In a few years, as millions of Muslim teenagers are entering its voting booths, some European countries will not be living formally under sharia, but--as have parts of Nigeria-they will have reached an accommodation with their radicalized Islamic compatriots, who like many intolerant types are expert at exploiting the "tolerance" of pluralist societies. In other Continental countries, things are likely to play out in more traditional fashion, though without a significantly different ending.
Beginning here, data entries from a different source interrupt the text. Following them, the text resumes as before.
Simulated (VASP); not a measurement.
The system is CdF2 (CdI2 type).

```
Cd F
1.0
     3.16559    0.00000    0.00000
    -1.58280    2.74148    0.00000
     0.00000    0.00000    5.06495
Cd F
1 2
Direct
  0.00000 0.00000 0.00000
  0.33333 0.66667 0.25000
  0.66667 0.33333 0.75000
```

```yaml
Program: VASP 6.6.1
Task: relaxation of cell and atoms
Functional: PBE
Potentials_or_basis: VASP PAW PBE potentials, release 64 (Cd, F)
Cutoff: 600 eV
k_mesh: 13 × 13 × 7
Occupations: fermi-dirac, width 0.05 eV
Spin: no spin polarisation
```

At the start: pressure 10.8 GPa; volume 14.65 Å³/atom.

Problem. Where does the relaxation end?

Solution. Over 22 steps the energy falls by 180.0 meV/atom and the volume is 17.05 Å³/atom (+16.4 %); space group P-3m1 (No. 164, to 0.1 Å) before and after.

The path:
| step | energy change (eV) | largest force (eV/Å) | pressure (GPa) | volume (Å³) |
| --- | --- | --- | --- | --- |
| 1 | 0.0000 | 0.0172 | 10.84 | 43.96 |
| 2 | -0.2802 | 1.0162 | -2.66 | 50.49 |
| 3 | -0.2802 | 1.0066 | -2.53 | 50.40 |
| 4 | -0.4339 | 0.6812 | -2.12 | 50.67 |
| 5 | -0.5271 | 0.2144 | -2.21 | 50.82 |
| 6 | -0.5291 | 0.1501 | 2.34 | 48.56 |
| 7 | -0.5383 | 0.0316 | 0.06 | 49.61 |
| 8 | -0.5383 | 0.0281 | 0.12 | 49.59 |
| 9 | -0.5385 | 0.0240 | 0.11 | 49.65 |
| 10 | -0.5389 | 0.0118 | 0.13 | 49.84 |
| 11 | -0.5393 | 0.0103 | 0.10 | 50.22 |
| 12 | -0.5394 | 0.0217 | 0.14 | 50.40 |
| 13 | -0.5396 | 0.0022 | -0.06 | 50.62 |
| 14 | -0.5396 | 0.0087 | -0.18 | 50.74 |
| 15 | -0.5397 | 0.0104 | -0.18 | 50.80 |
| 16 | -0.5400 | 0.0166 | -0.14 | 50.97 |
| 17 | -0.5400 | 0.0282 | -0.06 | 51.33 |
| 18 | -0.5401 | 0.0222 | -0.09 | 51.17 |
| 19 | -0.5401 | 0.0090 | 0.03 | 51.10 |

Madrid and London--along with other events such as the murder of Theo van Gogh-were the opening shots of that European civil war. You can laugh at that if you wish, but the Islamists' most oft-stated goal is not infidel withdrawal from Iraq but the re-establishment of a Muslim caliphate, living under sharia, that extends to Europe. There's a lot to be said for taking these chaps at their word and then seeing whether their behavior comports. Furthermore, given that a lot more of the world lives under sharia than did in the early seventies, as a political project radical Islam has made some headway, and continues to do so almost every day of the week: early in 2005, some 10 percent of southern Thailand's Buddhist population abandoned their homes because of Islamist violence--a far bigger disruption than the tsunami, yet, all but unreported in the world press. And wherever one's sympathies lie on Islam's multiple battle fronts the fact is the jihad has held out a long time against very tough enemies. If you're not shy about taking on the Israelis and Russians, why wouldn't you fancy your chances against the Belgians and Spaniards?